Solar Dragon
by wjw on August 23, 2017
So we had a three-day turnaround between returning from Helsinki and starting our drive to Wyoming to see the eclipse. It was a two-day drive to our guest ranch near Dubois (rhymes with Royce). A two-day drive to watch a two-minute event seemed a little out of balance, so we’re staying for the rest of the week in order to enjoy nearby Yellowstone and the Grand Tetons.
It is somewhat of a contrast with Finland.
We watched the eclipse from the front porch of our rented cabin, which makes it about the most effort-free of the five solar eclipses we’ve attended. The sky was unclouded. We had our veteran Astroscan telescope, which proved about perfect, and I had my new Canon camera with a solar filter I’d built myself out of mylar, cardboard, and duct tape.

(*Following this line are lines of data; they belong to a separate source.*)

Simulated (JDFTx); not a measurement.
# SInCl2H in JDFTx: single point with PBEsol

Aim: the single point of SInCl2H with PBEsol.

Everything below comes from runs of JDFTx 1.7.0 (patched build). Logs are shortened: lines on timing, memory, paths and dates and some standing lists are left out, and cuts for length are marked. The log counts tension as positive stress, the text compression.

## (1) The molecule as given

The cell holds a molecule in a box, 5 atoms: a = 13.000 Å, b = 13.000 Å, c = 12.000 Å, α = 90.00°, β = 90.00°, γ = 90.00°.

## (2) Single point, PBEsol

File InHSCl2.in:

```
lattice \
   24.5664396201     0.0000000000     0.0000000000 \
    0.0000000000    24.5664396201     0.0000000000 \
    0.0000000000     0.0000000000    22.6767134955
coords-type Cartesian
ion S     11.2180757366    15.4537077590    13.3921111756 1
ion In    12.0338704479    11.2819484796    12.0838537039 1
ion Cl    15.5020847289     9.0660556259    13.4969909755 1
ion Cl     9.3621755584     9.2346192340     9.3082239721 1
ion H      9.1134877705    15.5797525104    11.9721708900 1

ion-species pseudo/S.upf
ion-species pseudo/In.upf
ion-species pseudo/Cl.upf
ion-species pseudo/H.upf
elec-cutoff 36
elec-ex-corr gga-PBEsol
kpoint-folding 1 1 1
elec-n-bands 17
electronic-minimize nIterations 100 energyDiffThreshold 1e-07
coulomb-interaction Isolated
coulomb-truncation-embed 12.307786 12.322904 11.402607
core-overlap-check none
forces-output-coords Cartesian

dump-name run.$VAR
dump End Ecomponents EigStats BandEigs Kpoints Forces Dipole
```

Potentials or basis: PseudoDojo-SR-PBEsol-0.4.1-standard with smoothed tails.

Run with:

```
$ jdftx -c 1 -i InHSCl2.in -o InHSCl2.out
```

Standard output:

When the eclipse began, the corona seemed unusually thick and bright, as if the sun were wrapped in a thick ermine blanket. There was a kind of handle on the top, and bright solar prominences were visible boiling up above the rim of the moon.
I wished I’d had my old Pentax, so that I could manually shift from one f-stop to the next in order to get different exposures, but the manual shift on that camera is broken for the second time, and I’m tired of trying to fix it.
The new Canon has automatic everything, and I was afraid that it wouldn’t be able to adjust to a dim, distant corona in blackness, and I was right. I took a lot of photos and threw out maybe 80%. This is the best of the eclipse itself, and shows solar prominences and some of the structure of the corona.
Due to technical issues I was unable to upload anything till today. I’m sure you’ve seen dozens of eclipse photos by now and are sick of them, but here’s another one anyway.
I’d really like a sauna now, but it turns out I’m not in Finland, and I can’t have one. Alas.